Another in a series of profiles of candidates in Florida's 6th Congressional District.
Campaigning for the GOP nomination in Florida's 6th Congressional District, Ron DeSantis wants to take conservatism to a new level.
"Don't make government work like a business ... it's inherently inefficient. You need to be intent on reducing size, scope and influence of government," he says.
While that's not exactly a line one would expect from a Yale and Harvard Law graduate, the 33-year-old DeSantis isn't a conventional congressional candidate either.
Never having held -- or even run for -- political office, the Ponte Vedra Beach resident is an officer in the Navy Reserve with extensive prosecutorial experience in the military and at the U.S. attorney's office in Jacksonville.
Writing a 2011 book, "Dreams From Our Founding Fathers: First Principles in the Age of Obama," DeSantis found himself pulled into politics. During book tours, he would be asked by tea partiers and others twice his age, "Why don't you run for office?"
But where? "I would not have bet I'd be a candidate," he recalls.
"The state House and Senate weren't my focus. That would have looked like I was just running for the sake of running. But the military has given me defense and national security experience. I have a reason to run for Congress," he told Sunshine State News in an interview.

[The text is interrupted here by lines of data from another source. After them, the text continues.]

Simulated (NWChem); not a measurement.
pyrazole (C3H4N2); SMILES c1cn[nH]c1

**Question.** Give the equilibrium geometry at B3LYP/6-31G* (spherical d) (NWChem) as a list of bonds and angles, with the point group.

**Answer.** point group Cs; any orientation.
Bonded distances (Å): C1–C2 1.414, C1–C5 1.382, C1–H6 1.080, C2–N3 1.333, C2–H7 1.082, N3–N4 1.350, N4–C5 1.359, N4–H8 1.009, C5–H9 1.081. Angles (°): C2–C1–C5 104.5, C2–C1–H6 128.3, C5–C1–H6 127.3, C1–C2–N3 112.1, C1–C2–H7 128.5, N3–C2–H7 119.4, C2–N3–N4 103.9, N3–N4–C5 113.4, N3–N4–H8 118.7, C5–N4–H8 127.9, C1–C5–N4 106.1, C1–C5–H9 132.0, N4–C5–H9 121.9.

The Jacksonville native, who left his job at the law firm of Holland and Knight to pursue his congressional bid, jumped into the race Feb. 8. Three other declared GOP candidates are seeking the open seat in the northeast district that includes Volusia, Flagler, St. Johns and parts of Putnam counties.
DeSantis may be the most conservative of a conservative field.
An unabashed social conservative who decries the Obama administration's "assault on religious freedom," DeSantis says the Democrats' "goal is to have taxpayer-financed abortions."
On the fiscal front, DeSantis takes a hard line against the ever-expanding Washington bureaucracy and the Congress he seeks to crash.
"I would get rid of the Department of Energy and transition nuclear projects to the Department of Defense," he says, adding that he would also abolish the Departments of Commerce and Housing and Urban Development.
"These departments develop constituencies like barnacles on a ship," says the Navy veteran, who was deployed to Iraq during the 2007 troop surge as an adviser to a SEAL commander.
On education, DeSantis said, "We should at least repeal No Child Left Behind and Obama's Race to the Top."
And blasting the EPA for "running roughshod with fines and fiats," he believes "all regulations should be sunsetted, which would force Congress to reauthorize them. Let some of these regulations go the way of the buffalo."
Sharing the public's dim view of Congress, DeSantis likes the "No Budget, No Pay" initiative launched by the bipartisan group No Labels, to withhold congressional pay when spending plans are not passed on time.
"Congress's core duty is the power of the purse. I would also tie congressional pay to the national debt -- if it increases 5 percent, they should have a 5 percent reduction in pay. Light a fire under their butt."
Though he considers himself "middle class," DeSantis, who is married to Casey Black DeSantis, a television show host, believes that congressional pay of $174,000 is too high as it is.
"There's no rational relationship between performance and pay. I would get rid of [congressional] pensions altogether." Pledging not to take a pension himself, DeSantis said such perks "breed careerism."
"Public service ought to be a sacrifice -- we've lost sight of that."
Without the built-in fundraising network enjoyed by most politicians, DeSantis has nevertheless built some important alliances.
Former Jacksonville Mayor John Peyton and his father, businessman Herb Peyton, participated in a recent fundraiser. The event, hosted by developer and insurance executive Jerome Fletcher, also included Fletcher's brother, Paul, and investor Joe Hixson.
Ensconced near the top of the 120-mile-long coastal CD 6, DeSantis says neighboring Flagler County has been hurt by the federal government's "role in facilitating the collapse of the real estate market."
Once one of Florida's fastest-growing counties, Flagler today is reeling with one of the state's highest unemployment rates -- and DeSantis says there's a connection.
Citing aggressive and politically driven lending policies by Fannie Mae and Freddie Mac that turned a boom into a bust, DeSantis concluded, "Had government not gotten involved, many of those mortgages wouldn't have been sold in the first place. It was a case of skewed incentives, not a free market.
"It went off the rails."
And how does Congress get Flagler and the rest of the country back on track?
DeSantis, the government skeptic and minimalist, prescribes the Hippocratic Oath: "First, do no harm."